ALEPPO, Syria — Mohammed Afar is 11 years old. The modified AK-47 assault rifle he carries stretches to nearly two-thirds his height.
Over the top of his faded yellow jacket a Free Syrian Army vest holds three extra clips, each full with live ammunition, and a walkie-talkie. An FSA badge sits on one side and a rendering of the Islamic Shahada, in Arabic calligraphy, on the other.
He says he does not miss school or want to stay at home with his mother and two sisters.
“I want to stay as a fighter until Bashar is killed,” he says, referring to Syrian President Bashar al-Assad.
The fighters surrounding him, all claiming to be from Liwa al-Tawhid, pass him a sniper rifle and offer to take him to a frontline, so he can demonstrate his shooting.
“He is a great shot,” says his father, Mohammed Saleh Afar. “He is my little lion.”
Over the course of its grinding 21-month insurgency, Syria’s children have endured numerous abuses.
Caught-up in shelling, airstrikes, and sniping, they have additionally been subject to arbitrary arrest, torture and rape, as reported by the United Nations Commission of Inquiry on Syria in August; which, additionally, noted “with concern reports that children under 18 are fighting and performing auxiliary roles for anti-Government armed groups.”
Both the Geneva Conventions and the U.N. Convention on the Rights of Children carry provisions that call for not using combatants under the age of 15, while the International Criminal Court’s Rome Statute makes it a war crime.
Mohammed quickly disengages his magazine and presents it, before skillfully reinserting it, but not chambering a round. The older fighters surrounding him— some of whom are little more than boys themselves —praise his speed and mirror his father’s earlier statements, calling him a “good shot.”
He says he admires the fighters from Jabhat al-Nusra—composed of hardline Islamists subscribing to Takfiri ideology—and recently designated a foreign terrorist organization by the United States. Al-Nusra have proven effective in battle, winning itself scores of supporters.
Many of its fighters previously cut their teeth on other frontlines of the global jihad —notably Iraq and Afghanistan, but also throughout Central Asia and the Middle East.
The group’s rise has imbued the opposition with an unmistakable Islamicist hue while raising fears of a sectarian bloodbath in the event that Assad falls: Syria is home to Sunni, Alawite, Druze, Christians and Yazidi.
“They [Jabhat al-Nusra] know Islam and Sharia. They know what it means to be a Muslim,” Mohammed says.
Mohammed stands in Aleppo’s Old City, down a winding maze of back-alleys. The crack of sniper rifles ring out intermittently while the ghostly howl of Assad’s warplanes can be heard high above.

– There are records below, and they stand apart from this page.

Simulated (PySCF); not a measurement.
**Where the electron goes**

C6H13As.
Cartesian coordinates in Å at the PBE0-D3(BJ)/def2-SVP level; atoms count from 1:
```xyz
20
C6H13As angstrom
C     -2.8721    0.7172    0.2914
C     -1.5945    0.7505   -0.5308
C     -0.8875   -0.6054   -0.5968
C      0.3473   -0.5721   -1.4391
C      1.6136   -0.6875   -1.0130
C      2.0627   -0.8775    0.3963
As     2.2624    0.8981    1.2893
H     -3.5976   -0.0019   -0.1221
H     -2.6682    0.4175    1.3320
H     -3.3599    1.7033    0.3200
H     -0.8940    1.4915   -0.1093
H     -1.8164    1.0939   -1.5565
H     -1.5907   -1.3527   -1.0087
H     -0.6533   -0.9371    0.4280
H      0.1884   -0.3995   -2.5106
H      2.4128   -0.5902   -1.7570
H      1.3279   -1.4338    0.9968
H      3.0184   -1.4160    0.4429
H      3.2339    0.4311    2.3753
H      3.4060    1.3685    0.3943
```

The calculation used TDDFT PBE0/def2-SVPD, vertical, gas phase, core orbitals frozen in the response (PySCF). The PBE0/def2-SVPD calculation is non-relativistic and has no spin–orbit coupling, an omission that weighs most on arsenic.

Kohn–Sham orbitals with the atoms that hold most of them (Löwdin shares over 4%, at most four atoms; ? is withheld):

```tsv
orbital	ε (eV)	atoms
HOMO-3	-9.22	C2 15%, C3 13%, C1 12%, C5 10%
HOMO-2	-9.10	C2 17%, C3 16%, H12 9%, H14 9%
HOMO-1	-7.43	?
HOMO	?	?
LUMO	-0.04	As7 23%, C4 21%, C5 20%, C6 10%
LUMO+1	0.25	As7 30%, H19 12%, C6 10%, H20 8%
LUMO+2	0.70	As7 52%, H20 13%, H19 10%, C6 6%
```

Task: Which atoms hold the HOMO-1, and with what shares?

The destruction wrought on the area is massive. Assad opted for a scorched earth strategy after the rebels swept into Aleppo in July, becoming increasingly reliant on warplanes and attack helicopters, waging, often indiscriminately, a war from the skies.
Little moves but save a few stray cats picking through the mounds of rank garbage that clogs the streets.
Buildings’ faces have been shorn off. Bombed-out school buses block streets, providing cover from snipers. Heavy fighting is taking place, far away from where Mohammed stands, in the mixed Kurdish-Arab neighborhood of Bustan Basha.
“When my father goes to the frontline, he takes me with him,” says Mohammed. “He says to be careful and we find a safe place to shoot from.”
According to a November Human Rights Watch report, some opposition groups fighting in Syria “are using children for combat and other military purposes.”
“Even when children volunteer to fight, commanders have a responsibility to protect them by turning them away,” said its children’s researcher, Priyanka Motaparthy, in the report.
“Children are easily influenced by older relatives and friends, but their participation in armed hostilities places them in grave danger of being killed, permanently disabled, or severely traumatized.”
Yet Mohammed’s father—his long and graying beard styled in the fashion favored by religiously conservative Salafists—sees little wrong with his son’s participation.
“I put my trust in God,” he says.
The other members of the unit agree. The 11-year-old is kept safe, they claim, and never taken to frontlines that are too dangerous.
“There are other boys fighting too,” Mohammed says. “Some, but not much.”
He presents his gun—gifted to him by his father—awkwardly. Then he adopts a more striking pose, as the battalion members encourage him to take the sniper rifle.
A few seconds later, he’s holding his weapon by his waist, pretending to fire from the hip.